According to Reuters the cancelled seaborne shipment’s cargo was valued at $US72 a tonne.
“The implication from the overnight news was that coal demand in China may be waning, due to high stockpiling and/or weaker physical demand,” ANZ said in a commodity update.
“This would be a big thing considering, along with India, Chinese demand has held up the coal market for the past six months.
“We believe Chinese coal demand is cooling, but that a major pullback in China coal imports is unlikely.”
ANZ noted that Chinese thermal power numbers revealed an 8.8% year-on-year decline in electricity output in May, while Chinese thermal coal production was up 9.4% year-on-year in the same month.
But despite these negative circumstances for Australian thermal coal exporters, ANZ sees a cancelled seaborne coal shipment as a more likely result of higher freight rates.
“We've seen abnormal circumstances in the past six months where higher-quality Australian coal has been delivered into China at a discount to China's domestic coal.

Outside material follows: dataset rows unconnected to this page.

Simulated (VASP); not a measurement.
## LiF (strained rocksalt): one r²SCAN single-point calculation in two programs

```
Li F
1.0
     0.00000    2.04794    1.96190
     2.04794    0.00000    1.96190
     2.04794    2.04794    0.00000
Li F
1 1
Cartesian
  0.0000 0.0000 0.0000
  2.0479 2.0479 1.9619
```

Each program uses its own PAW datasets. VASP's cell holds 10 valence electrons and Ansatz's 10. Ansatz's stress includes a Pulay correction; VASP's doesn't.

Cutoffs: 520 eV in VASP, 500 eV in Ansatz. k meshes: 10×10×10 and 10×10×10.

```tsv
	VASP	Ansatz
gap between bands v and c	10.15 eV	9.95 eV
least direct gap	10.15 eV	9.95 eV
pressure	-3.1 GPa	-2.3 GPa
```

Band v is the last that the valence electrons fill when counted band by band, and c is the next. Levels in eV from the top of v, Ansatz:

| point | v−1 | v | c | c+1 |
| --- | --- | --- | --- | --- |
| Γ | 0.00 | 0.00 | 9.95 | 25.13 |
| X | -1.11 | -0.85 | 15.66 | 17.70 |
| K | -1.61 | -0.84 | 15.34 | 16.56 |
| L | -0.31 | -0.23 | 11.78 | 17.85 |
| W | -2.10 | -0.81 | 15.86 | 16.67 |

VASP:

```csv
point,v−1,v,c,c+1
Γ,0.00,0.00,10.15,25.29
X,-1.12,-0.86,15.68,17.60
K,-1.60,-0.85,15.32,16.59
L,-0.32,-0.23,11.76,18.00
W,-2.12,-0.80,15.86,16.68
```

“This positive arbitrage window appears to be closing because of the recent jump in freight rates.
“This more likely explains the reason Chinese traders, which are notoriously price sensitive, have cancelled the seaborne order.”
In its outlook ANZ said it did not expect Chinese coal prices to dip to a deep discount to Newcastle delivered coal.
“High sticky Chinese production costs will keep Chinese coal prices high, and an expected pullback in freight rates will create a more attractive delivered Newcastle coal price.”
Four weeks ago Patersons Securities coal analyst Andrew Harrington told ILN that domestic thermal coal contracts struck in China in June could close up the cheaper price window offered by Australian exporters.
Newcastle’s spot thermal coal was up 6.46% on the globalCOAL NEWC index to $US73.13/t for the week ending Friday.